In general, it is impossible to solve the Euler equations for an arbitrary problem. This means that in practice when we want to find the hydrodynamic flow in a particular situation, we have to use computers and numerical methods to calculate an approximation to the solution.

Numerical simulation codes approximate the continuous mathematical solution by storing the values of the functions at discrete points. The values are stored using a finite precision format. On most CPUs nowadays numbers will be stored as 64-bit floating-point, but for codes running on GPUs, this might be reduced to 32 bits. In addition to the discretisation in space, the equations are normally integrated using discrete steps in time. All of these factors mean that the computer only stores part of the information of the exact function.
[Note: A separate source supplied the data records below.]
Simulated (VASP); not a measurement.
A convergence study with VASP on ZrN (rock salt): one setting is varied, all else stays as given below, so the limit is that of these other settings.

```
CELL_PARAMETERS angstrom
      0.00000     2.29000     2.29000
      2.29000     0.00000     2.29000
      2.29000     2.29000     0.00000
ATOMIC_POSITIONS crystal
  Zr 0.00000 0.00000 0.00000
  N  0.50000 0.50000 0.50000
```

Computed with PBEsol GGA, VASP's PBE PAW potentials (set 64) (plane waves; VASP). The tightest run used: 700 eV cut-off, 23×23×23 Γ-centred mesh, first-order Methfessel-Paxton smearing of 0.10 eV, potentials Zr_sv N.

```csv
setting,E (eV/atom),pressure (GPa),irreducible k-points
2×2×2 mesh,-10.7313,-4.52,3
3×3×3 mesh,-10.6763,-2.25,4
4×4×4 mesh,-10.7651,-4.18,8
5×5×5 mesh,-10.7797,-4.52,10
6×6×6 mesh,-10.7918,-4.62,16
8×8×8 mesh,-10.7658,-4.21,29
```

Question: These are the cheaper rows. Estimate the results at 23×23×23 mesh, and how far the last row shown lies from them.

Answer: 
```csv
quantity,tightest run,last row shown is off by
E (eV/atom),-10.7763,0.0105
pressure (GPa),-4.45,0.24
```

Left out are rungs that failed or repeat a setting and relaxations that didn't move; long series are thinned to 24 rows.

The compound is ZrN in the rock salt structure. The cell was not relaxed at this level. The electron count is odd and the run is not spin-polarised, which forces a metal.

These discretisations mean that the continuous differential equations have to be turned into a prescription how to update the discrete values from one time step to the next. For each differential equation, there are numerous ways to translate them into a numerical algorithm. Each algorithm will make different approximations and introduce different errors into the system. In general, it is impossible for a numerical algorithm to reproduce the solutions of the mathematical equations exactly. This will have implications for the physics that will be simulated with the code. Talking in terms of the Euler equations, some numerical algorithms will have problems capturing shocks, while others might smear out the solutions. Even others might cause the density to turn negative in places. Making sure that physical invariants, such as mass, momentum, and energy are conserved by the algorithm is often an important aspect when designing a numerical scheme.

The Sod Shock Tube

One of the standard tests for numerical schemes simulating the Euler equations is the Sod shock tube problem. This is a simple one-dimensional setup that is initialised with a single discontinuity in the density and energy density. It then develops a left-going rarefaction wave, a right-going shock and a somewhat slower right-going contact discontinuity. The shock tube has been proposed as a test for numerical schemes by Gary A. Sod 1978 [1]. It was then picked up by others like Philip Roe [2] or Bram van Leer [3] who made it popular. Now, it is one of the standard tests for any new solver for the Euler equations. The advantage of the Sod Shock Tube is that it has an analytical solution that can be compared against. I won’t go into the details of deriving the solution in this post. You can find a sketch of the procedure on Wikipedia.
Here, I want to present an example of the shock tube test using an algorithm by Kurganov, Noelle, and Petrova [4]. The advantage of the algorithm is that it is relatively easy to implement and that is straightforward to extend to multiple dimensions. I have implemented the algorithm in my open-source fluid code Vellamo. At the current stage, the code can only simulate the Euler equations, but it can run in 1d, 2d, or 3d. It is also parallelised so that it can run on computer clusters It uses the Schnek library to manage the computational grids, their distribution onto multiple CPUs, and the communication between the individual processes.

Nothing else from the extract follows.